YANGON (Reuters) - Myanmar’s Aung San Suu Kyi picked former U.N. chief Kofi Annan on Wednesday to lead a commission to stop human rights abuses in Rakhine State, where violence between Buddhists and minority Rohingya Muslims has cast a pall over democratic reforms.
More than 100 people were killed in violence in the northwestern state in 2012, and some 125,000 Rohingya Muslims, who are stateless, took refuge in camps where their movements are severely restricted.
Thousands have fled persecution and poverty in an exodus by boat to neighboring South and Southeast Asian countries.
“The Myanmar government wants to find a sustainable solution on the complicated issues in Rakhine State, that’s why it has formed an advisory commission,” the government said in a statement released by Suu Kyi’s office.
Suu Kyi is barred from the presidency by a junta-drafted constitution, but runs Myanmar as state counselor and foreign minister.
The plight of Myanmar’s Muslims has raised questions about the democracy champion’s commitment to human rights and represents a politically sensitive issue for her after the end of decades of repressive military rule exposed communal tensions.
The Rakhine commission would include nine independent members, including six Myanmar citizens and three foreigners, the government said.
Annan, in a statement issued by his foundation in Geneva, said he welcomed the opportunity to support efforts to promote peace, reconciliation and development in Rakhine State.
The commission would meet for the first time on Sept. 5 in Yangon, he said, adding: “I look forward to listening to the leaders and people of Rakhine and to working with the state and central authorities to ensure a more secure and prosperous future for all.”

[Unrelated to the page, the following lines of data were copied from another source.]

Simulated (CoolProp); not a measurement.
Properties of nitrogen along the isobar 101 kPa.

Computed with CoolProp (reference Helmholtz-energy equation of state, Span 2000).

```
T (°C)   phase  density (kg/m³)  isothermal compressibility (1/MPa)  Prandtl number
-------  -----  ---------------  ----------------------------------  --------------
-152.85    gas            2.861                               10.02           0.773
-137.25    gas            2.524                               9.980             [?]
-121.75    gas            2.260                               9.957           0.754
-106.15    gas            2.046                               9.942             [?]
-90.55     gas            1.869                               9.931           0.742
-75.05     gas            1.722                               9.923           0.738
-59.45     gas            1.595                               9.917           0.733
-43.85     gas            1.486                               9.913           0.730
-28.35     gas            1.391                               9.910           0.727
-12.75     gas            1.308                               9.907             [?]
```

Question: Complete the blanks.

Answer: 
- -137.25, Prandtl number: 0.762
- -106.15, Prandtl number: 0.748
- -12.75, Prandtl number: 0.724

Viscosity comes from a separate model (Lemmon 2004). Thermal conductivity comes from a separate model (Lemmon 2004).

Annan was Ban Ki-moon’s predecessor as U.N. secretary-general from 1997-2006. He shared the Nobel Peace Prize with the United Nations in 2001.
The commission, which includes members of the Muslim and ethnic Rakhine, mostly Buddhist, communities, would focus on conflict prevention, aid, reconciliation, human rights and development, the government said.
It will publish a report within a year of its formation.
Ban will visit Myanmar at the end of August. Suu Kyi will go to the United States in September, when she is expected to address the U.N. General Assembly.
While Suu Kyi has eased into her role as de facto head of state, former president Thein Sein, who oversaw the early stages of Myanmar’s gradual reopening since 2011, has stepped down from the helm of his military-backed party that ran Myanmar until November elections.
Thein Sein, a retired general, was replaced as head of the Union Solidarity and Development Party (USDP) by Than Htay, also a retired general, who served as Thein Sein’s minister in charge of energy and railways, the party said.
Suu Kyi’s National League for Democracy trounced the USDP in the election last year.